It was from here that I began my journey. I held a ticket for a “superliner roomette,” which cost substantially more than a seat in coach but which included in-transit meals. It also gave me a private cabin, as I was traveling alone.

I was very glad that I had packed light for this trip. My cabin was on the upper level of a double-decker car toward the front of the Starlight, which meant I had to hoist my bags — a small suitcase and a computer satchel — up the 10 steep and narrow steps of a circular staircase to reach my temporary residence.

The iron horse

That the car’s designers succeeded in making a unit as small as mine livable was a marvel of engineering. I had to open my sliding doors and step into the pinched corridor just to lift my suitcase onto an upper bunk; I can only imagine how much room would have been left, had there been two of us in the unit.

But I was comfortable. I had cushioned seats with a pull-out table at which to work and read by day, pillows and blankets at night after pushing the levers that retool facing seats into a bed. I had curtains, lights and a bathroom with potable water just down the hallway, which I shared with occupants of nine other rooms.

Each car had an assigned attendant. In my car, it was Liliana, a young woman who somehow was always available to answer questions and assist with mechanical issues. She had to get a little rough with my bed when it initially wouldn’t click into place.

Walking through railcar corridors as the train moves at speeds up to 80 miles per hour requires a certain level of agility. I sometimes found myself bouncing between opposite walls as I negotiated the five-car gauntlet to the dining area.

Oscar was the porter who took reservations for meals in the parlour car, which adjoined the observation car, and in the adjacent dining car. Different menus were served in the two cars; steaks and hamburgers were popular in the dining car, which welcomed coach passengers, while lamb, chicken and vegetarian pastas were popular in the parlour.

Between meals, I spent considerable time in the observation car, where sporadic Wi-Fi was a little better than in the sleeping cabins. Here I enjoyed conversations with other passengers, like Ron, a professor of oenology from New York; Heather, an educator from Oakland, California; and Jim and Carol, a Canadian airline pilot and his wife from Vancouver Island. Jim, in particular, was enjoying his journey all the way to Los Angeles. When you spend half your life in the air, I suppose, it’s nice to spend a little extra time on the ground.

The Amtrak story

Amtrak, a creative contraction of “American track,” is the name under which the National Railroad Passenger Corporation serves the public. Founded in 1971 when the federal government consolidated pre-existing passenger rail companies into a single entity, it remains partially government-funded, but is operated and managed for profit.

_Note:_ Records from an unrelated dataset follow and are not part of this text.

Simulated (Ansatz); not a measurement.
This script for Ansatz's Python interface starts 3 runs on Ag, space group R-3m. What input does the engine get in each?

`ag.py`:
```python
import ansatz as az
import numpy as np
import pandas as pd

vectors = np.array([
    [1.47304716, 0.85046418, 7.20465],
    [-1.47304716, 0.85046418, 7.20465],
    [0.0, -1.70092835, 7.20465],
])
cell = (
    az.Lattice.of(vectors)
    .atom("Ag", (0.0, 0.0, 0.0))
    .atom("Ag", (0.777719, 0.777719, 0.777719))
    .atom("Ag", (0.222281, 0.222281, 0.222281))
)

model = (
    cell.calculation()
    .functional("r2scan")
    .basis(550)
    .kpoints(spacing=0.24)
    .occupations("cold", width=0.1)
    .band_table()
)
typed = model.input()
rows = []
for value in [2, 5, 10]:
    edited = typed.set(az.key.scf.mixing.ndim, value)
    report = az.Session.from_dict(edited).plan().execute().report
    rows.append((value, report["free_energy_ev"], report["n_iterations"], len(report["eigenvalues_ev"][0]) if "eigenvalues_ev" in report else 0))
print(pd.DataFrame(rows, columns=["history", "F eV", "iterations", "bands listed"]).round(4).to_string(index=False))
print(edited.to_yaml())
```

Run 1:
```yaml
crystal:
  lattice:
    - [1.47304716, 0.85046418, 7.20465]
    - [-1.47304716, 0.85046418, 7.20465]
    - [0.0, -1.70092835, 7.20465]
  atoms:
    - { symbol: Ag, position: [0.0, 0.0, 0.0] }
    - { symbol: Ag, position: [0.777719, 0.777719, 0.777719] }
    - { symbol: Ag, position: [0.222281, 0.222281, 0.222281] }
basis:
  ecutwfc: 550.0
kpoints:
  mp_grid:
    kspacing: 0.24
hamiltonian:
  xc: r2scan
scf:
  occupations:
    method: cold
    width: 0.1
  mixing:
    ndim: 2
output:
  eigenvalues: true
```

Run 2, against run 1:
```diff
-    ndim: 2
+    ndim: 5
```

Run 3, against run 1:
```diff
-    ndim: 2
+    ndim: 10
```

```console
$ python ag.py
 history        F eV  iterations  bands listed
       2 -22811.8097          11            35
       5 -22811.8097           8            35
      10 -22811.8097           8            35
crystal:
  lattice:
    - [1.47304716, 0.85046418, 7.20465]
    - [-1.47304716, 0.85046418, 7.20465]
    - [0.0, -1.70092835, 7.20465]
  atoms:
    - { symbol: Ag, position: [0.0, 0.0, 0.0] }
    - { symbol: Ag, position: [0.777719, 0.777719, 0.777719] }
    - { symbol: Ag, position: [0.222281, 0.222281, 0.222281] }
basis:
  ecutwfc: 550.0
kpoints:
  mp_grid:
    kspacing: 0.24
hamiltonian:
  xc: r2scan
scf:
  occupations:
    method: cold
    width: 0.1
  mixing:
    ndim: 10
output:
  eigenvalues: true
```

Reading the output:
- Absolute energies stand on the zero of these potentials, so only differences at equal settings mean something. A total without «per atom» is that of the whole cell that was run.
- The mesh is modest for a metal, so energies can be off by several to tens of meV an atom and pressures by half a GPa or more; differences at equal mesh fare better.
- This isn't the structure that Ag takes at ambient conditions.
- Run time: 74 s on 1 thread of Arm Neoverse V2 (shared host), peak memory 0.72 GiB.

More than 300 Amtrak trains each day ramble across 21,300 miles of track, making stops at about 500 cities and towns in 46 states and three Canadian provinces. Three lines serve the Pacific Northwest; two run once daily The (north-south) Coast Starlight, on which I traveled, runs 1,377 miles from Seattle to Los Angeles. The east-west Empire Builder covers the 2,200-plus miles to Chicago from Portland or Seattle in about 46 hours. (Northern and southern branches join in Spokane.)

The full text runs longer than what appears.